Consent is a difficult play to pin down. The story revolves around a group of barristers and their families as they become embroiled in a web of affairs and past grievances. Kitty and Ed are celebrating the birth of their first child with close friends Jake and Rachel, just as it is revealed Jake has been cheating on Rachel with multiple women. Taking different sides in their battle, Kitty and Ed’s own relationship is called into question as we learn Kitty has never forgiven Ed for his own affair, five years ago. At the same time, Consent introduces us to Gayle, a rape survivor. Ed is the lawyer defending her rapist, and his callous attitude to Gayle reflects his lack of remorse in his personal life.
Gayle is at the center of the most evocative scenes, such as when awkward barrister,Tim, explains to her that although a heinous crime has been committed against her, and she is very much the victim, in the eyes of the law, she is merely a witness. She herself has no lawyer, and is left floundering in the lack of support offered her by the legal system. This early scene is powerful indictment of the legal system in this country and teases an interesting commentary on how it treats rape victims. However, the seeds the scene sows never come to fruition; the second half of the play abandons Gayle’s story completely to focus on the complex, melodramatic web of affairs between the central characters.

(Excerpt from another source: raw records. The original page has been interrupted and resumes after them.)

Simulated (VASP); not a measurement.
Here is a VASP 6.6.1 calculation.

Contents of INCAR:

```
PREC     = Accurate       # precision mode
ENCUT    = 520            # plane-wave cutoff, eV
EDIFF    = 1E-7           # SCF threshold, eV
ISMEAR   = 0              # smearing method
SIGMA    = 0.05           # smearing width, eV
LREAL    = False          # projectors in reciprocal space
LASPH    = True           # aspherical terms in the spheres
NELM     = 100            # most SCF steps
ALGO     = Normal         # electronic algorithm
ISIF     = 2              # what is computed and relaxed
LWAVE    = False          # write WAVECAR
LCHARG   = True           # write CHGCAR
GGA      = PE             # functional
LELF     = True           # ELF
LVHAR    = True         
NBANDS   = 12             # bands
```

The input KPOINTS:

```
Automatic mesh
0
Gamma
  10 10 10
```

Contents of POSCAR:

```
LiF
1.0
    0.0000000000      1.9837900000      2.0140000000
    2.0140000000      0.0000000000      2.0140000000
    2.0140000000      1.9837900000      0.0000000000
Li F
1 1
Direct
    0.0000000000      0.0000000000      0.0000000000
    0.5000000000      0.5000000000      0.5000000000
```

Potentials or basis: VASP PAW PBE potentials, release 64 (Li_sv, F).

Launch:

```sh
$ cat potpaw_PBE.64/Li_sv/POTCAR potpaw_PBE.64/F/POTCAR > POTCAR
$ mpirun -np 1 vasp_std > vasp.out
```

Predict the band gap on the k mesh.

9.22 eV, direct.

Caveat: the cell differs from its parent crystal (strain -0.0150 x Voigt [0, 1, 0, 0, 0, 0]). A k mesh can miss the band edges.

As the play progresses, Gayle’s story turns out to be a mere plot device, a catalyst in the relationship drama of the central characters. The play treats rape as almost an ornament to its central plot. This is particularly disturbing at a time when, despite attempts by the government and various NGOs to raise awareness of sexual abuse promote better attitudes to consent, rape convictions remain persistently low, Consent does little to shift the pervasive trend in TV and other media to use rape gratuitously to shock viewers and further other storylines.
It's undoubtable that the strength of Consent lies in its cast
It's undoubtable that the greatest strength of Consent lies in its cast. Anna Maxwell Martin and Ben Chapman are excelled as Kitty and Ed, a couple whos seemingly perfect marriage is slowly revealed to be full of bitterness and hate. Martin is particularly powerful, transitioning deftly from easy, laid back humour to anger and distress. Heather Craney’s performance as Gayle, a woman struggling to cope with her experience of rape and the inhumane nature of the justice system is compelling; her tour de force performance only serves to draws more attention to the fact that the play fails to fully explore such an interesting character.
The staging of the play is without fault; we shift seamlessly between dinner parties and courtrooms. The play is well suited to the intimate setting of the Dorfman, the National Theatre’s smallest venue, as the proximity of the actors allows the audience to feel a part of each scene. This is particularly noticeable in the second half of the play when emotions run high and each character battles for the audience’s sympathy.
Despite its technical merits, Consent left me feeling somewhat disappointed. The story at the heart of this play isn’t a dull one, but it pales in comparison to the few thought provoking scenes, which suggest a deeper political message.